A woman bombarded Cambridgeshire police and crime commissioner Sir Graham Bright with so many calls it took one of his staff half a day to listen to them.

But Sir Graham was only one of the targets for a 50 year-old Fenland woman.

Since 2008, a court was told, she made 321 calls to police and in the space of four months phoned Roddons Housing Association 90 times.

Fenland District Council was also targeted, receiving 27 calls in seven months, Kings Lynn magistrates were told.

The court made Marlena Al Bandak, 50, of High Broadgate, Tydd St Giles, the subject of an anti-social behaviour last Wednesday.

The order bans her from calling police unless she is in genuine need of the emergency services and restricts her to sending only one email to Fenland District Council or Circle Housing Roddons per month with a summary of any complaints.

She is also banned from engaging in anti-social behaviour.
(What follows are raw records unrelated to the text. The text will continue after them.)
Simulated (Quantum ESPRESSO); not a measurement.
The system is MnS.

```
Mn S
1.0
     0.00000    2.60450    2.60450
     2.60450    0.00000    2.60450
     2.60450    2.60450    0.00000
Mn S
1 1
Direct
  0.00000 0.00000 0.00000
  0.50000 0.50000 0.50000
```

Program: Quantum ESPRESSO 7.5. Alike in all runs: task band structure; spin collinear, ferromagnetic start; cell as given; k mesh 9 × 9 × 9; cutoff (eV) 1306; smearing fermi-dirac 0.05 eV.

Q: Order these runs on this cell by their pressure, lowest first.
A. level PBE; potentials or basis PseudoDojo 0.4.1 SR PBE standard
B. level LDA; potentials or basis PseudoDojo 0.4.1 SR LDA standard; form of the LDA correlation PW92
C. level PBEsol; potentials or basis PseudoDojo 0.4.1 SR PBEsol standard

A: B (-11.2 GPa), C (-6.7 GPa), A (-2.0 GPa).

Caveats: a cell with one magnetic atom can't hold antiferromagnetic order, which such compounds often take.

Inspector Robin Sissons said: “This woman effectively wasted a large amount of police time through her continued phone calls to the police and other agencies. That took up valuable time and resources which could have been more effectively used elsewhere.

“Officers attended her address on numerous occasions to speak with her but every effort to prevent her behaviour proved fruitless.

“Hopefully this order will help to reduce the amount of unnecessary calls she makes and give us the power to prosecute her if she continues.”

Magistrates were told she would often spend more than 20 minutes on each call and would shout down the phone, make complaints about a range of fictitious issues, from neighbour boundary disputes to footballs in her garden, and demand police attend her house.

Numerous attempts to stop her making the calls failed and she often refused to speak to police officers who subsequently attended her home to get more details of her allegations.